Information sharing for more efficient network utilization and management



As Internet traffic has grown and changed, Google and other content and application providers have worked cooperatively with Internet service providers (ISPs) so that services can be delivered quickly, efficiently and cost-effectively. For example, rather than content having to traverse a long distance and many different networks to reach an Internet access provider’s network, a content provider might store (cache) the data close by and interconnect (‘peer’) directly with the access provider. Google has invested billions of dollars in the network and infrastructure necessary to bring our services as close to your Internet access provider’s front door as possible, for free – which both reduces ISPs’ costs and improves the user experience.

Content and application providers can also tune their services for congested and/or lower bandwidth environments. For instance, YouTube detects how smoothly a video is playing and adjusts the quality to account for temporary fluctuations in bandwidth or congestion. In the Google Video Quality Report, we transparently reveal the speeds YouTube is experiencing on different networks.

As more of Internet traffic becomes encrypted, some network operators have expressed concern about the effect encryption might have on their ability to manage their networks. We don’t think there has to be a trade-off here – there are ways to do effective network management of encrypted traffic today, and, through further cooperation between content and application providers and ISPs, we believe this could be made easier while still respecting encryption.

To spur discussion and collaboration on this front, we recently submitted a paper to a workshop organized by the Internet Architecture Board outlining some ideas. We advocate for a model where ISPs selectively share network state to content and applications providers, enabling them to adapt to available network resources.
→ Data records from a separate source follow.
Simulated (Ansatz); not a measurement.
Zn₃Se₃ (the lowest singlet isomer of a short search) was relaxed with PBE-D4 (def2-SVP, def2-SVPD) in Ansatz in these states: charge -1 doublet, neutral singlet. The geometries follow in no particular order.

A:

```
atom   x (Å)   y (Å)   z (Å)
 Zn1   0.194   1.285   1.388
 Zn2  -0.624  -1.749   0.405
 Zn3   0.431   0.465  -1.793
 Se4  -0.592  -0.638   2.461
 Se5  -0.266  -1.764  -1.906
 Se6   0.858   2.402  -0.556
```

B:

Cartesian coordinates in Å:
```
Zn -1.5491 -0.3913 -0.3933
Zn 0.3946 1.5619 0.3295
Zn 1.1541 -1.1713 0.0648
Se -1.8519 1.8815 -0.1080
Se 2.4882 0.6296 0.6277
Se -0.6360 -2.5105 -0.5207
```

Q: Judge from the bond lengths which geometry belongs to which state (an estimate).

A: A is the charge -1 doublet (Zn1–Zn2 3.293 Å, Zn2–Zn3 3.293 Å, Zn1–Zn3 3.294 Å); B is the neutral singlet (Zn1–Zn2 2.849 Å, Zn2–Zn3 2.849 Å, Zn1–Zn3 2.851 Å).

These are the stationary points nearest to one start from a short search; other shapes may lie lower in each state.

For example, we recently proposed to the Internet Engineering Task Force the concept of Throughput Guidance (TG), whereby mobile network operators could share information about the throughput of a radio downlink. Preliminary field tests in a production LTE network showed that TG reduces YouTube join latency, defined as the amount of time until the video starts playing, by 8% on average, re­buffering time by 20% on average, and rebuffer count by 2% on average. In addition to improving quality of experience for users, this mechanism improves the utilization of providers’ networks. Encryption of traffic would have no impact on the efficacy of this approach; it works equally well with encrypted and unencrypted traffic.

Throughput Guidance is one possible solution and many questions remain unanswered. It’s still relatively early days in our exploration of this and the other measures in our short paper, and we’re looking forward to getting feedback and collaborating with network operators and others.